Earlier this month, in Domen v. Vimeo, Inc.,1 a panel of the U.S. Court of Appeals for the Second Circuit held that a relatively unused subpart of Section 230 of the Communications Decency Act (CDA)—namely, 47 U.S.C. § 230(c)(2)(A)—immunized an online platform (Vimeo) from a lawsuit brought by users who complained that the platform had wrongfully deleted their content and banned them from using the platform. The result of this ruling—termination at the motion-to-dismiss stage of a lawsuit against an online platform based on its decisions, actions or inactions relating to the moderation of third-party content—is fully in line with rulings from legions of courts across the country that have applied Section 230 as a source of very broad immunities for online platforms.2 But the ruling is groundbreaking in one respect: It is the first reported case in nearly 20 years in which an appellate court has held that § 230(c)(2)(A)—which prohibits holding online platforms liable for “any action voluntarily taken in good faith” to block or remove material that the platform “considers to be . . . objectionable”—can and should operate to bar such claims at the threshold pleading stage.3 The ruling is also consistent with statutory and policy arguments advanced in an amicus brief by the Internet Association, which was represented in this case by WilmerHale.
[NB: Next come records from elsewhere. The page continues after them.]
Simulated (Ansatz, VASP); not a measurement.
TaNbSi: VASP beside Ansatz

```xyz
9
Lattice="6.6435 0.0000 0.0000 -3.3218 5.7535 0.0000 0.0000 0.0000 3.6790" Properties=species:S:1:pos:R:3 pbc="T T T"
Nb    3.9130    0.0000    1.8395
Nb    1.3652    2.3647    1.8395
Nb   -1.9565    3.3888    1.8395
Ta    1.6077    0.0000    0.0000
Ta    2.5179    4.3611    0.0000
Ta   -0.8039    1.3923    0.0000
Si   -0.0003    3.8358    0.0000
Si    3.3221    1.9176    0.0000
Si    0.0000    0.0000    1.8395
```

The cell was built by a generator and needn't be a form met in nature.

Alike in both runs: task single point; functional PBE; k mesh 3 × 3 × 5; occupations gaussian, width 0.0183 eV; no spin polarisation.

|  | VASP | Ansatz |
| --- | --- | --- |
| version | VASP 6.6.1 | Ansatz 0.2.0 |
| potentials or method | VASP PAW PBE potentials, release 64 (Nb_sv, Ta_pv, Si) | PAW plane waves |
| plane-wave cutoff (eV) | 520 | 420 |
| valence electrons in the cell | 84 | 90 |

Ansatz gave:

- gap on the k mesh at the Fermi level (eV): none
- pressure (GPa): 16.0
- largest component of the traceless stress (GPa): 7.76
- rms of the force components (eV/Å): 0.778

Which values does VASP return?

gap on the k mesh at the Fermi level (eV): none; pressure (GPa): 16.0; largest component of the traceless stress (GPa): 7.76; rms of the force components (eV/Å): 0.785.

Vimeo operates a website that allows users to upload, view, share and comment on videos. In 2016, James Domen and Church United created a Vimeo account and uploaded videos promoting sexual orientation change efforts (SOCE). Vimeo notified them that this content violated Vimeo’s terms of service and instructed them to remove it. When Domen and Church United failed to do so, Vimeo deleted the content and banned their account. Domen and Church United then sued Vimeo in federal court, alleging that Vimeo’s actions constituted religious discrimination in violation of New York and California law, as well as the U.S. and California constitutions. In 2020, the U.S. District Court for the Southern District of New York granted Vimeo’s motion to dismiss, ruling that Appellants’ claims were independently preempted by distinct provisions of the CDA: § 230(c)(1), which grants immunity to online providers who did not “create” or “develop” the content at issue and are treated in litigation as the “publisher” of that content; and § 230(c)(2)(A), which is quoted above.
On appeal, Domen and Church United argued that § 230(c)(1) does not protect against claims challenging a platform’s decision to remove content or users from its website—an argument that nearly all courts to reach that question have rejected.4 As for § 230(c)(2)(A), they argued that provision did not apply because their videos were not “objectionable” and because Vimeo failed to show that it acted in “good faith,” which Appellants claimed is a factual question that cannot be resolved at the pleadings stage. Additionally, Domen and Church United argued that Vimeo could not be deemed to have acted in good faith because it supposedly had failed to remove similar videos posted by other third parties and had banned their account instead of simply deleting the particular videos that Vimeo had identified as violating its rules.
The Second Circuit affirmed the district court’s dismissal, holding that all of Appellants’ claims are barred by § 230(c)(2)(A) and declining to reach the question of whether § 230(c)(1) also barred the claims. The decision is notable in several significant respects.
First, while other courts have typically relied on § 230(c)(1) in granting pleading-stage dismissals of suits brought against platforms by users who complain that the platform improperly removed their content or shuttered their account, here the Second Circuit instead looked solely to § 230(c)(2), which it held can and should be applied at the pleadings stage. The Court explained, in particular, that “‘Section 230 immunity, like other forms of immunity, is generally accorded effect at the first logical point in the litigation process . . . and immunity is an immunity from suit rather than a mere defense to liability; it is effectively lost if a case is erroneously permitted to go to trial.’” Domen, 2021 WL 922749 at *5 (quoting Nemet Chevrolet, Ltd. v. Consumeraffairs.com, Inc.5).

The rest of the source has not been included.